Toronto Maple Leafs forward Auston Matthews (34) skates with the puck against the Tampa Bay Lightning in the first period at Scotiabank Arena.

Photo credit: Dan Hamilton-Imagn Images

Auston Matthews and Craig Berube are back at the center of Toronto’s biggest question: what comes next if this season keeps sliding?

That’s why Elliotte Friedman’s latest read matters. He didn’t frame this as a star ready to force his way out. He framed it as Toronto trying to reset the picture at the start of next season.

The line that jumps off the page is simple: the Maple Leafs are expected to tell Matthews they plan to be back on track next year, then see how the season opens before anything gets louder.

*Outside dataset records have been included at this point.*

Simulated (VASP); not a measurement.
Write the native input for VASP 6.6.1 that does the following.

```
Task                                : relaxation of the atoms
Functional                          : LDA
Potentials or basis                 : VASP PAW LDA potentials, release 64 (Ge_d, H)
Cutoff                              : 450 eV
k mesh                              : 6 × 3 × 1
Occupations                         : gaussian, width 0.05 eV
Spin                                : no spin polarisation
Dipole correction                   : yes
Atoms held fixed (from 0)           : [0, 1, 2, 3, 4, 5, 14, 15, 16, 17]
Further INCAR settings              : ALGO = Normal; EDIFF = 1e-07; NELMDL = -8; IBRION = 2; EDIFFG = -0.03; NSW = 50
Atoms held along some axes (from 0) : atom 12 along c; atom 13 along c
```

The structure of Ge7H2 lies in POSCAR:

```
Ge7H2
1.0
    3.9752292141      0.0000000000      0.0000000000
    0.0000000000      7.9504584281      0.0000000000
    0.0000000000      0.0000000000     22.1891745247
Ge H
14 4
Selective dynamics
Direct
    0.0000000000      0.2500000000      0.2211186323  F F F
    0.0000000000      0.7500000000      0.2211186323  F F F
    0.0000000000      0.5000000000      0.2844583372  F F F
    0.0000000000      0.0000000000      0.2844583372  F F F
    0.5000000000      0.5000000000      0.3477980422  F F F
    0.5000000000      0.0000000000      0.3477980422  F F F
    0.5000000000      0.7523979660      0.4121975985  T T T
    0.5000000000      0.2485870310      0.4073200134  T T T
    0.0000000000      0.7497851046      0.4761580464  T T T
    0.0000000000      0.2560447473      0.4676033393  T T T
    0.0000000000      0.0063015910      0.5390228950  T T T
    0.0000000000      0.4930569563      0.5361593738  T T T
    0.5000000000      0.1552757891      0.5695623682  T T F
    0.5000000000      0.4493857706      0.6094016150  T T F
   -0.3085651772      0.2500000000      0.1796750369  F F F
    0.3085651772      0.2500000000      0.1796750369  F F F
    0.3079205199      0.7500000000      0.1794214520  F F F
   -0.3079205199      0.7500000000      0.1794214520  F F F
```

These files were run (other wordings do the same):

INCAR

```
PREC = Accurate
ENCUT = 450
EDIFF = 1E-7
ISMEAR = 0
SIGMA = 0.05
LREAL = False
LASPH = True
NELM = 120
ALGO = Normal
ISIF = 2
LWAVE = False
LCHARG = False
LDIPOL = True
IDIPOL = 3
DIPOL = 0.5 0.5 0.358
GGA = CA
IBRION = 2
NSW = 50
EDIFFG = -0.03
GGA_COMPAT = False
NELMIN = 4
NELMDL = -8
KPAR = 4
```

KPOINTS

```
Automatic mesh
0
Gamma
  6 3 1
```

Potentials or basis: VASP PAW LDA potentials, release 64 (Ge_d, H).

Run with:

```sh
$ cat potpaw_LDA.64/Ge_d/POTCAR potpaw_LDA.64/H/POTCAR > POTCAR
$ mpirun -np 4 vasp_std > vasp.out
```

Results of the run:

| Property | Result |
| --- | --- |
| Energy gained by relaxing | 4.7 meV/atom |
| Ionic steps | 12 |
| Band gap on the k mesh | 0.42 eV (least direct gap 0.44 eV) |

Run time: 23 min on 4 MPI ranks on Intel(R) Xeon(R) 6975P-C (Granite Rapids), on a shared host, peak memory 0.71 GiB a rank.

That’s not a trade push. That’s a pressure point.

And in this market, pressure points don’t stay quiet. Once Matthews’ future gets attached to a wait-and-see message, every bad stretch, every flat power play, and every ugly home loss gets magnified.

Toronto’s record explains why this rumor grabbed hold so fast. The Maple Leafs are 32-31-13, sitting near the bottom of the Atlantic pack instead of looking like a team built for a long spring run.

Matthews still carries huge weight inside all of it. He has 27 goals and 53 points in 60 games, but that’s not the kind of season that buries noise in a market that expects him to drive the standard every night.

This is really about Toronto’s next test

Berube’s first year behind the bench was supposed to bring more bite and more structure. Instead, the Leafs are stuck in the kind of season that invites daily second-guessing around the room, the bench, and the front office.

That’s where Friedman’s report lands hardest. It suggests the organization still believes Matthews is part of the answer, even with the standings saying this group is nowhere close to safe.

There’s also a contract layer here that can’t be ignored. Matthews is in the second season of the 4-year deal carrying a 13,250,000 cap hit, so Toronto still has time, but not endless time, to prove this core can hold up.

Brad Treliving now has a brutal task. He has to sell a bounce-back plan, keep the room from drifting, and make sure next October doesn’t open with the same tension hanging over the crease and the top six.

That’s why Friedman’s comments felt so loud in Toronto. They didn’t shut the door forever. They just moved the deadline from today to the start of next season.

For the Leafs, that’s not comfort. It’s a warning shot across the whole operation.